By the end of the Civil War, fatalities from that conflict had far exceeded previous American experience, devastating families and communities alike. As John Neff shows, commemorating the 620,000 lives lost proved to be a persistent obstacle to the hard work of reuniting the nation, as every memorial observation compelled painful recollections of the war.
Neff contends that the significance of the Civil War dead has been largely overlooked and that the literature on the war has so far failed to note how commemorations of the dead provide a means for both expressing lingering animosities and discouraging reconciliation. Commemoration—from private mourning to the often extravagant public remembrances exemplified in cemeteries, monuments, and Memorial Day observances—provided Americans the quintessential forum for engaging the war's meaning.
Additionally, Neff suggests a special significance for the ways in which the commemoration of the dead shaped Northern memory. In his estimation, Northerners were just as active in myth-making after the war. Crafting a "Cause Victorious" myth that was every bit as resonant and powerful as the much better-known "Lost Cause" myth cherished by Southerners, the North asserted through commemorations the existence of a loyal and reunified nation long before it was actually a fact. Neff reveals that as Northerners and Southerners honored their separate dead, they did so in ways that underscore the limits of reconciliation between Union and Confederate veterans, whose mutual animosities lingered for many decades after the end of the war.
Ultimately, Neff argues that the process of reunion and reconciliation that has been so much the focus of recent literature either neglects or dismisses the persistent reluctance of both Northerners and Southerners to "forgive and forget," especially where their war dead were concerned. Despite reunification, the continuing imperative of commemoration reflects a more complex resolution to the war than is even now apparent. His book provides a compelling account of this conflict that marks a major contribution to our understanding of the war and its many meanings.
In 1865, military hostilities ended in the Civil War, but a separatist view continued with the handling of the Civil War dead. The Federal government collected and interred Union soldiers in what was to become the National Cemetery system, and yet held no regard for Confederate soldiers buried nearby. No where was this policy more apparent than Gettysburg, as Confederate soldiers were left on the field until the women's associations in the South made arrangements in the early 1870s to bring their dead home. Additionally, all across the South, the women gathered their soldiers and made separate arrangements for burials and commemoration.
While many invoke the Southern "Lost Cause" myth as being a driving force during this time, the author claims that the Northern myth that of the "Cause Victorious" also pervaded the social conscience of America during this era (and maybe still somewhat today), that the great cause of Union was met and achieved by the Civil War. The achievement of freeing the slaves was also accomplished (secondarily), even though providing these former slaves with the full measure of political and social equality was not achieved in this time period, and even less so as Southern men gained back their own political standings in the 1890s.

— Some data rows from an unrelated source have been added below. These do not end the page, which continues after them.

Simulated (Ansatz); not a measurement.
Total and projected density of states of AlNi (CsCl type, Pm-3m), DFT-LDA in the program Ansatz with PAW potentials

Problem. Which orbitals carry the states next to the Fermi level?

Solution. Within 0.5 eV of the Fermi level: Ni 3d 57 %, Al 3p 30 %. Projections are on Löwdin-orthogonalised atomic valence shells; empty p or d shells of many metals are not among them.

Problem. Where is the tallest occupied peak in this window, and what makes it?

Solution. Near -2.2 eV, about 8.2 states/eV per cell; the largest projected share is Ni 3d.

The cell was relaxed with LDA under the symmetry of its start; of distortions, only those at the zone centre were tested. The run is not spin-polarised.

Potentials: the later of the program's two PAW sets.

The author analyzes many events of this time era, including Lincoln's death, the death of Jefferson Davis and Robert E. Lee, burial of Confederates at Arlington - to try and give the entire picture of the climate of post war reconciliation through the framework of the dead. He also describes the death customs of the Victorian era and how they play into the issues that arise from handling of the dead - the good death and burial. His treatment of the topic is fairly middle of the road, neither pro south or pro north. Although he seems slightly more critical of the Northern myth of "Cause Victorious" which had a larger role in the National narrative of commemoration of the Civil War dead, and out of which the "Lost Cause" myth seemed to gain momentum.
Considering the times that we are in, this is an excellent read in understanding how the Confederate Monuments, now so under fire, grew out of the post war efforts of handling the Civil War dead and preserving the memory.
I have started on this work but have not been able to finish. It is good in combination with other books on contested landscapes and material culture studies.
The topic is obscure and the writing is difficult, but Neff asks some tough questions and best of all he goes beyond the Lost Cause in examining Civil War memory.